An unordered list of things I miss in Go

Original Article ↗ Hacker News Discussion ↗

Nullability, nil, and type safety

  • Strong push for explicit nullability types: compiler-enforced non-null refs (Rust Option, C# nullable refs, Kotlin-style) are seen as a major safety win; dereferencing nil should not compile.
  • Counterpoint: Go’s design favors simple types and explicit error handling over a richer type system. Many accept nil as a trade-off; some argue nullability adds complexity and isn’t aligned with Go’s philosophy.
  • Practical pain points: modeling DB columns, JSON “absent vs null vs zero value”, and unsafe a.b.c chains. Workarounds include pointer-as-optional, Null[T]/Optional wrappers, or sql.Null*, all with downsides.
  • Debate whether Go could ever retrofit nullability or sum types without breaking compatibility; some think nullability is easier than full unions, others doubt either will happen.

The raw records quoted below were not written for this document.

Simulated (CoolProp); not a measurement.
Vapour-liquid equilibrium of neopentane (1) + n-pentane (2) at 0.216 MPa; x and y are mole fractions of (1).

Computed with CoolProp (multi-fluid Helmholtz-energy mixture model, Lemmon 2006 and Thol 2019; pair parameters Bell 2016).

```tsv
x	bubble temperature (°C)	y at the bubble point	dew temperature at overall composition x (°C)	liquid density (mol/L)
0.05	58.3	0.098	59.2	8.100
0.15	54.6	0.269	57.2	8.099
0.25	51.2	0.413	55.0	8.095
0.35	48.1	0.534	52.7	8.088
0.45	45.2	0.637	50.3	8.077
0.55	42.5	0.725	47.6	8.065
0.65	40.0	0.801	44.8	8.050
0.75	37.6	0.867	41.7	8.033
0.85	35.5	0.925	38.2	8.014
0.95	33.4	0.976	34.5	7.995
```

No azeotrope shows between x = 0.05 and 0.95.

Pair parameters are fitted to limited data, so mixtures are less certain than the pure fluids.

Map iteration order, randomness, and ordered maps

  • Go maps randomize both hash seeding and start offset on each iteration. This is justified as:
    • Hash-DoS mitigation.
    • Enforcing the spec’s “unordered” promise and smoking out code that accidentally depends on order.
  • Critics find per-iteration randomization surprising and harmful to reproducibility, debugging, and simple tasks like printing stable CLI help output.
  • Comparisons: Python dicts preserve insertion order by design; Rust HashMap has per-map seeding but deterministic iteration; Java offers LinkedHashMap and TreeMap.
  • Strong subthread on terminology: unordered vs ordered-by-insertion vs sorted-by-key; hash maps vs trees; linked vs index-based ordered maps.
  • Some want an ordered map (insertion-ordered hash) in Go’s stdlib; others say:
    • If you need consistent order, sort keys (slices.Sorted(maps.Keys(m))) or use a tree/other structure.
    • Ordered hash maps add overhead and ambiguous performance expectations.

Default/named arguments and functional options

  • Lack of default/named args is viewed by some as a feature: it forces API designers to think, and you can use wrapper functions.
  • Others miss them for readability, especially around multiple bools or rarely-changed parameters; they cite Python and C# as more ergonomic.
  • Functional-options pattern is a common Go workaround but criticized as:
    • Verbose for general functions.
    • Awkward when implemented via closures (no equality, hard for middleware/testing).
    • Better when using typed or interface-based options.

Error handling ergonomics

  • Many dislike repetitive if err != nil { return ... } and want a ?-style operator or automatic propagation.
  • Others embrace explicit error returns as core to Go, using helper must()/must1() with panic for scripts or debugging.
  • panic/recover are noted as Go’s de facto exceptions, but mixing them with error is seen as confusing in serious code.

Go’s philosophy vs feature wishlists

  • One camp views omissions (nullability, enums, sum types, ordered maps, default params) as necessary constraints that keep Go simple and maintainable.
  • Another sees Go as dated: they want richer type systems, sum types, better null handling, enums, and more ergonomic syntax; some look to Borgo, Rust, C#, or Swift as “Go but with modern features.”